Customizing Test Output
***********************
The way output is presented when running tests can be customized.
An example can be found in :zephyr_file:`tests/ztest/custom_output`.

Customization is enabled by setting :kconfig:option:`CONFIG_ZTEST_TC_UTIL_USER_OVERRIDE` to "y"
and adding a file :file:`tc_util_user_override.h` with your overrides.

Add the line ``zephyr_include_directories(my_folder)`` to
your project's :file:`CMakeLists.txt` to let Zephyr find your header file during builds.

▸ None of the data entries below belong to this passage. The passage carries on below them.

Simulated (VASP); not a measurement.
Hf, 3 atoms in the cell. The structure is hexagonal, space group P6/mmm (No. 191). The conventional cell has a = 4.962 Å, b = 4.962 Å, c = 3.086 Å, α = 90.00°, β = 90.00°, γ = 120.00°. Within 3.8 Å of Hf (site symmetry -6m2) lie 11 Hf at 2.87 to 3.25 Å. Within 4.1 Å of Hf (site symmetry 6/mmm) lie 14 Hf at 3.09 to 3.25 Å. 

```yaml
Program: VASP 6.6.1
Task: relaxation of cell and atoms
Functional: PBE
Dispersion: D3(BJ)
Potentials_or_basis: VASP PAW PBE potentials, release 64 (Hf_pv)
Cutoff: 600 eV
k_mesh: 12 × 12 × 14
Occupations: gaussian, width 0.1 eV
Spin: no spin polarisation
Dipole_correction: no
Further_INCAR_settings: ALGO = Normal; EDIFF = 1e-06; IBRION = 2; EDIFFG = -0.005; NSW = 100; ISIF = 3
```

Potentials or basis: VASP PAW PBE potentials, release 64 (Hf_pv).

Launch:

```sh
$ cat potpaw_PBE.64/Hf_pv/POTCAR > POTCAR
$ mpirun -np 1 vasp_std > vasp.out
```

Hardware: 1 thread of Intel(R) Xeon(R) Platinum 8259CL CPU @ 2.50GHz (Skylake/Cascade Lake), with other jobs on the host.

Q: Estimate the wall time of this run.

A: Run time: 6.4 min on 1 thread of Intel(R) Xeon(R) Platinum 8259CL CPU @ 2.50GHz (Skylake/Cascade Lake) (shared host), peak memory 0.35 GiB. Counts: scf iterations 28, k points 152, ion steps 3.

See the file :zephyr_file:`subsys/testsuite/include/tc_util.h` to see which macros and/or defines can be overridden.
These will be surrounded by blocks such as::

        #ifndef SOMETHING
        #define SOMETHING <default implementation>
        #endif /* SOMETHING */

.. _ztest_shuffle:

Shuffling Test Sequence
***********************
By default the tests are sorted and ran in alphanumerical order.  Test cases may
be dependent on this sequence. Enable `ZTEST_SHUFFLE` to randomize the order. The
output from the test will display the seed for failed tests.  For native posix
builds you can provide the seed as an argument to twister with `--seed`

Static configuration of ZTEST_SHUFFLE contains:

 - :c:macro:`ZTEST_SHUFFLE_SUITE_REPEAT_COUNT` - Number of iterations the test suite will run.
 - :c:macro:`ZTEST_SHUFFLE_TEST_REPEAT_COUNT` - Number of iterations the test will run.


Test Selection
**************
For POSIX enabled builds with ZTEST_NEW_API use command line arguments to list
or select tests to run. The test argument expects a comma separated list
of ``suite::test`` .  You can substitute the test name with an ``*`` to run all
tests within a suite.

For example

.. code-block:: bash

    $ zephyr.exe -list
    $ zephyr.exe -test="fixture_tests::test_fixture_pointer,framework_tests::test_assert_mem_equal"
    $ zephyr.exe -test="framework_tests::*"